Naturally I looked forward to the first estimate from Boxoffice Pro with more than the usual interest. Would those early estimates prove to have been exaggerated by the enthusiasm of devoted fans who distorted the earlier tracking, or indicative of very strong interest in the movie being so widespread as the tracking claimed?

As it happened Boxoffice Pro's estimate, if not quite as ebullient as the $200-$239 million so recently circulated, comes pretty close--their estimate some $175-$200 million, so that, yes, this will probably be the year's biggest opening up to at least that point. Meanwhile, going by a not unreasonable multiplier of 5-6 for the final global gross, the $1 billion mark definitely within reach, and the movie likely end up the franchise's biggest earner not just in current dollars but real terms as well.

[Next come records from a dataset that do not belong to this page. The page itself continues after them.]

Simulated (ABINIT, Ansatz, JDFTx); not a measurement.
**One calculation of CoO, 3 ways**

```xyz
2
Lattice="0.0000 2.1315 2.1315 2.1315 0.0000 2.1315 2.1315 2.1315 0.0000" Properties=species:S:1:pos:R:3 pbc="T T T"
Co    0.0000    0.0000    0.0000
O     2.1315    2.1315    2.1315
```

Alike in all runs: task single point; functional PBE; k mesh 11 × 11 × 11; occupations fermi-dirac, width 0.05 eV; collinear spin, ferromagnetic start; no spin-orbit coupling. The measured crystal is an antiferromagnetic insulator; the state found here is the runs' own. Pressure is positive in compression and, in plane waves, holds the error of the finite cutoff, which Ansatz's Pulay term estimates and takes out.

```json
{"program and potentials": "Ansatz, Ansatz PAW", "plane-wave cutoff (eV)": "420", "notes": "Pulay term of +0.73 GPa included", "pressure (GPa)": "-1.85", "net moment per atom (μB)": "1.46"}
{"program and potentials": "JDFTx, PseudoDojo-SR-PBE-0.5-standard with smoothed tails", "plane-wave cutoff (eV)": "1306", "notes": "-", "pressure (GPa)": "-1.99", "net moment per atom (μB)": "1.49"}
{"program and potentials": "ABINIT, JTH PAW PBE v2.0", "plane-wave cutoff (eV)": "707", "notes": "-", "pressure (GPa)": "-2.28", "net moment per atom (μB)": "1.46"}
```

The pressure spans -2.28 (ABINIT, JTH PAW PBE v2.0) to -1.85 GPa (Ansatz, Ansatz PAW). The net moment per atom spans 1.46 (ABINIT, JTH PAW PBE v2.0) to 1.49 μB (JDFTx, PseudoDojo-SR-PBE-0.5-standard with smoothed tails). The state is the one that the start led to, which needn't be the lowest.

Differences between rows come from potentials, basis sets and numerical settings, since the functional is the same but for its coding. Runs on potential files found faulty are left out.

I am sure many expected this all along--even if this could hardly have been extrapolated from the hard commercial data of the movie's predecessors, and the state of the market in 2023-2024. After all, the second Deadpool film made less than the first, all as the X-Men franchise is itself far along a path of diminishing returns with its second adaptation of the Dark Phoenix saga, all as superhero movies especially and franchise spectacles like these generally have been falling flat with audiences, etc., etc.--all of which led me just a few months ago to suggest the film's possibly failing to hit the half billion dollar mark (and even in April saw the "realistic" ceiling for the film as about $700 million).

Still, if in the past year or so my use of extrapolations from how prior films in a series and other similar films have done have tended to produce overestimates of the grosses of major films--as it did The Flash, and Indiana Jones 5, and Mission: Impossible 7, and Captain Marvel 2 and Aquaman 2, this may be a case of the extrapolative approach producing a significant underestimation, and in a very welcome way from the standpoint not just of fans of Deadpool and Wolverine and the superhero genre, but Marvel, Disney and the American film industry as their claqueurs in the entertainment press will surely let us know should the box office bear out these expectations.